By Emily Roach - Palm Beach Post Staff Writer



Job growth has picked up at the state and county level, pushing the Florida unemployment rate below the national average, and Palm Beach County’s rate below the statewide average.

That indicates that Palm Beach County’s economy is recovering faster than the state and nation, said Steve Craig, president and CEO of the area’s state-chartered jobs agency, Workforce Alliance. For the first years of the recovery, the county lagged. Last month the county created 1,200 jobs, and saw an increase of 9,300 over last March.

“I have no hesitance in saying Palm Beach County has turned around and is turning around,” said Peter Pignataro, the agency’s performance analysis manager.

Florida’s unemployment rate dropped 0.3 percentage points to 7.5 percent in March, the Department of Economic Opportunity reported Friday. That’s a seasonally adjusted number.

Palm Beach County’s unemployment rate fell 0.6 percentage points to 6.9 percent, a number not adjusted for seasonal fluctuations, so it should be compared to the state unadjusted rate of 7 percent and U.S. unadjusted rate of 7.6 percent.

Martin County saw a 0.6 drop to 7 percent and St. Lucie fell 0.8 percentage points to 8.8 percent.

While Florida had a weak report in February, the first quarter of the year is proving overall to be strong with an average of 18,333 jobs created each month.

“Florida is batting two for three in the monthly jobs reports thus far in 2013, if we can keep this average up it will help speed the recovery in the state’s labor market,” University of Central Florida economist Sean Snaith said.
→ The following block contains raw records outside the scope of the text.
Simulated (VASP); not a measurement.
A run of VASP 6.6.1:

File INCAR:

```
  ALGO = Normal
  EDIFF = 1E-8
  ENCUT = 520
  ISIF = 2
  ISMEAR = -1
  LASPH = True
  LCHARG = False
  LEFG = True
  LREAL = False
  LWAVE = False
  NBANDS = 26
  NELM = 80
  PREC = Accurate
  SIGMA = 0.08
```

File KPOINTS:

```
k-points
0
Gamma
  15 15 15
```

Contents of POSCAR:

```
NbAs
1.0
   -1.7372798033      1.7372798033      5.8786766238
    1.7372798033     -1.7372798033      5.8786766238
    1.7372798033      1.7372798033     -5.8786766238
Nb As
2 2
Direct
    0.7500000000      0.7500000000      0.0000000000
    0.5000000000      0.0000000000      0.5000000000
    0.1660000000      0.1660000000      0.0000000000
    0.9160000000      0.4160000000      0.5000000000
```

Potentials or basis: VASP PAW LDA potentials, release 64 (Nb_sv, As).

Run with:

That would help job seekers like Herbert Coleman of Delray Beach, who has been looking for a job for more than a year.

The veteran, a former Navy seaman, was at the Hiring Our Heroes job fair this week. He said the job search has been discouraging because employers don’t call even when they act interested.

“I feel like eventually I’m going to have a job — soon,” he said. “It’s all about patience.”

Florida saw the greatest gain among the states in March with 32,700 jobs added. California was next in line with a 25,500 increase.

State Chief Economist Rebecca Rust also noted that Florida was ranked third among the 10 largest states in year-over-year job growth with 141,300 jobs created since last March. Texas led job growth with 329,500 jobs in the past year.

Six other states in March saw the same sharp drop in unemployment rates.

What’s important for Florida, said economist Mekael Teshome of the PNC Financial Group, is that a recovering housing market is pushing up employment across a broad array of industries. And job growth has accelerated since the third quarter of 2012.

“Given the national context where we’re seeing a slowdown in job growth and (in) many regions throughout the U.S., Florida’s really picked up,” he said. “The Florida economy is kicking into higher gear.”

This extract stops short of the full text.